How to create a java unit test for Flink SQL with nested field and watermark?

classic Classic list List threaded Threaded
4 messages Options
Reply | Threaded
Open this post in threaded view
|

How to create a java unit test for Flink SQL with nested field and watermark?

Svend
I'm trying to write java unit test for a Flink SQL application using Flink mini cluster, but I do not manage to create an input table with nested fields and time characteristics.

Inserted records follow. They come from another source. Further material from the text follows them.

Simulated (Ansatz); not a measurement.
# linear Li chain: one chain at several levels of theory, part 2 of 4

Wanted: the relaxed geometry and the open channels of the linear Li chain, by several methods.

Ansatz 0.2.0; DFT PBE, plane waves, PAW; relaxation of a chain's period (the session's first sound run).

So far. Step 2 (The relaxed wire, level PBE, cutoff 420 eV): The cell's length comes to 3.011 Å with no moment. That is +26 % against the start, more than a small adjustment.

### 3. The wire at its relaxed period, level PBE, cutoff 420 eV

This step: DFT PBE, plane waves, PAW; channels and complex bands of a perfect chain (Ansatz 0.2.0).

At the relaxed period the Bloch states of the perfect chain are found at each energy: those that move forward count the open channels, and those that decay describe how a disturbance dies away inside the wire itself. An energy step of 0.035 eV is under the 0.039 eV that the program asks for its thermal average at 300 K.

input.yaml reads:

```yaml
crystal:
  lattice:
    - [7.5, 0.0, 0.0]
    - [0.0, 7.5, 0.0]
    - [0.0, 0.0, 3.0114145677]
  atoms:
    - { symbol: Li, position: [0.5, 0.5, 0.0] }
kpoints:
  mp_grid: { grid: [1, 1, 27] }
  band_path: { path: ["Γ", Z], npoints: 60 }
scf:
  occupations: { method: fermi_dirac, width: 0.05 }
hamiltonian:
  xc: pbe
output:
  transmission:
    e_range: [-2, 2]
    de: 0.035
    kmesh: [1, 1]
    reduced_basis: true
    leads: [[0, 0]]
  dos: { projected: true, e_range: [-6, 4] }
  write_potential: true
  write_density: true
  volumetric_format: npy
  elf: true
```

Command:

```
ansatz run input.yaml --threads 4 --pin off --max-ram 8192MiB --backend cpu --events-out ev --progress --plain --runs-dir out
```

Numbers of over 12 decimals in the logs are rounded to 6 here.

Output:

I had a look at the documentation and examples below, although I'm still struggling:


Consider for example this simple expression that I want to test and which depends on the nested field "created.group_id" and expects "metricValue" to be the row time:


var createTableDDl = ""
        + " CREATE TEMPORARY VIEW postCreated10min                                      \n"
        + " AS                                                                          \n"
        + " SELECT                                                                      \n"
        + "   created.group_id as groupId,                                              \n"
        + "   TUMBLE_END(event_time, INTERVAL '10' MINUTES) as metricTime,              \n"
        + "   TUMBLE_ROWTIME(event_time, INTERVAL '10' MINUTES) as rowTime,             \n"
        + "   count(1) as metricValue                                                   \n"
        + " FROM post_events_kafka                                                      \n"
        + " GROUP BY                                                                    \n"
        + "   created.group_id,                                                         \n"
        + "   TUMBLE(event_time, INTERVAL '10' MINUTES)                                 \n";
tableEnv.executeSql(createTableDDl);


In a unit test, the following syntax allows me to create test input data with nested fields, but I have not found how to specify row time nor watermarks with this approach:


Table testTable = tableEnv.fromValues(
  DataTypes.ROW(
    DataTypes.FIELD("created",
      DataTypes.ROW(
        DataTypes.FIELD("group_id", DataTypes.STRING())
      )
    ),
    DataTypes.FIELD("event_time", DataTypes.TIMESTAMP(3))
  ),
 
  row(row("group123"), "2021-02-03 11:36:20"),
  row(row("group123"), "2021-02-03 11:38:20"),
  row(row("group123"), "2021-02-03 11:40:20")
);
tableEnv.createTemporaryView("post_events_kafka", testTable);


I have also tried the following syntax, which allows to specify watermark and row time, but I have not found how to create a nested field with this approach:


var testData = List.of(
  Tuple2.of("group123", Timestamp.valueOf("2021-02-03 11:36:20")),
  sTuple2.of("group123", Timestamp.valueOf("2021-02-03 11:38:20")),
  Tuple2.of("group123", Timestamp.valueOf("2021-02-03 11:40:20"))
);
var testStream = streamEnv
  .fromCollection(testData)
  .assignTimestampsAndWatermarks(WatermarkStrategy
  .<Tuple2<String, Timestamp>>forBoundedOutOfOrderness(Duration.ofMinutes(10))
  .withTimestampAssigner(
    TimestampAssignerSupplier.of((t2, t) -> t2.f1.getTime()))
  );
var testDataTable = tableEnv.fromDataStream(
  testStream,
  $("group_id"), $("true_as_of"), $("event_time").rowtime()
);
tableEnv.createTemporaryView("post_events_kafka", testDataTable);



What am I missing?
Reply | Threaded
Open this post in threaded view
|

Re: How to create a java unit test for Flink SQL with nested field and watermark?

Svend
I found an answer to my own question!

For future reference, the snipet below allows to create a SQL table with a nested field and a watermark and filled with hard-coded values, which is all I need in order to test SQL expressions.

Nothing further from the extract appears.